Benchmarking and Stress Testing

Note

TunnelMesh includes built-in benchmarking tools to measure throughput, latency, and test mesh performance under adverse network conditions. Benchmark traffic flows through actual mesh tunnels, giving realistic performance metrics.

Overview

The benchmark system consists of three tools:

Tool	Purpose	Use Case
`tunnelmesh benchmark`	Network throughput and latency testing	Test tunnel performance between peers
`tunnelmesh-benchmarker`	Automated periodic benchmarking service	Continuous performance monitoring in Docker
`tunnelmesh-s3bench`	S3 storage stress testing with narratives	Test S3, deduplication, versioning, RBAC, shares

Network benchmark traffic flows through the actual mesh tunnel (TUN device → encrypted tunnel → peer), giving you realistic performance metrics for file transfers and real-time applications.

Quick Start

Local CLI Benchmark

# Basic speed test (10MB upload)
tunnelmesh benchmark peer-name

# Larger transfer for more accurate throughput measurement
tunnelmesh benchmark peer-name --size 100MB

# Download test
tunnelmesh benchmark peer-name --size 50MB --direction download

# Save results to JSON
tunnelmesh benchmark peer-name --output results.json

Docker Automated Benchmarks

# Start the full stack including benchmarker
cd docker
docker compose up -d

# View benchmark logs
docker compose logs -f benchmarker

# Results are saved to the benchmark-results volume
docker compose exec server ls /results/

Network Benchmark CLI Reference

tunnelmesh benchmark <peer-name> [flags]

Flags:
  --size string        Transfer size (default "10MB")
                       Examples: 1MB, 100MB, 1GB

  --direction string   Transfer direction (default "upload")
                       Options: upload, download

  --output string      Save results to JSON file

  --timeout duration   Benchmark timeout (default 2m0s)
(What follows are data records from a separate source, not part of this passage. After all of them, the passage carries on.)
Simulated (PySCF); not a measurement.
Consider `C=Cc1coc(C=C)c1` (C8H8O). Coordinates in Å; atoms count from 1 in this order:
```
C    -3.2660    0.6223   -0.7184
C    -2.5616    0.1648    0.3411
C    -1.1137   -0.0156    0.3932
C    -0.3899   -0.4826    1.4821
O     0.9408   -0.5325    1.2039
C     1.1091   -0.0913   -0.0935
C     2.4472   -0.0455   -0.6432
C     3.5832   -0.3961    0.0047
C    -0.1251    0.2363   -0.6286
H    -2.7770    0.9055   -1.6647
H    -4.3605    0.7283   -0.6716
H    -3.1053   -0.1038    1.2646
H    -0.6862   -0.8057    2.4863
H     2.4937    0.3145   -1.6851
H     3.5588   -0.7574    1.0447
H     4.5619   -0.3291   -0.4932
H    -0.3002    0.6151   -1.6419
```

  --port int           Benchmark server port (default 9998)

Chaos Testing Flags:
  --packet-loss float  Packet loss percentage, 0-100 (default 0)

  --latency duration   Additional latency to inject (default 0)
                       Examples: 10ms, 100ms, 1s

  --jitter duration    Random latency variation ±jitter (default 0)
                       Examples: 5ms, 20ms

  --bandwidth string   Bandwidth limit (default unlimited)
                       Examples: 1mbps, 10mbps, 100mbps, 1gbps

Chaos Testing

Warning

Chaos testing impacts performance: Packet loss, latency, and bandwidth limits intentionally degrade performance. Use these flags to test resilience, not to measure baseline performance. Always run clean benchmarks first.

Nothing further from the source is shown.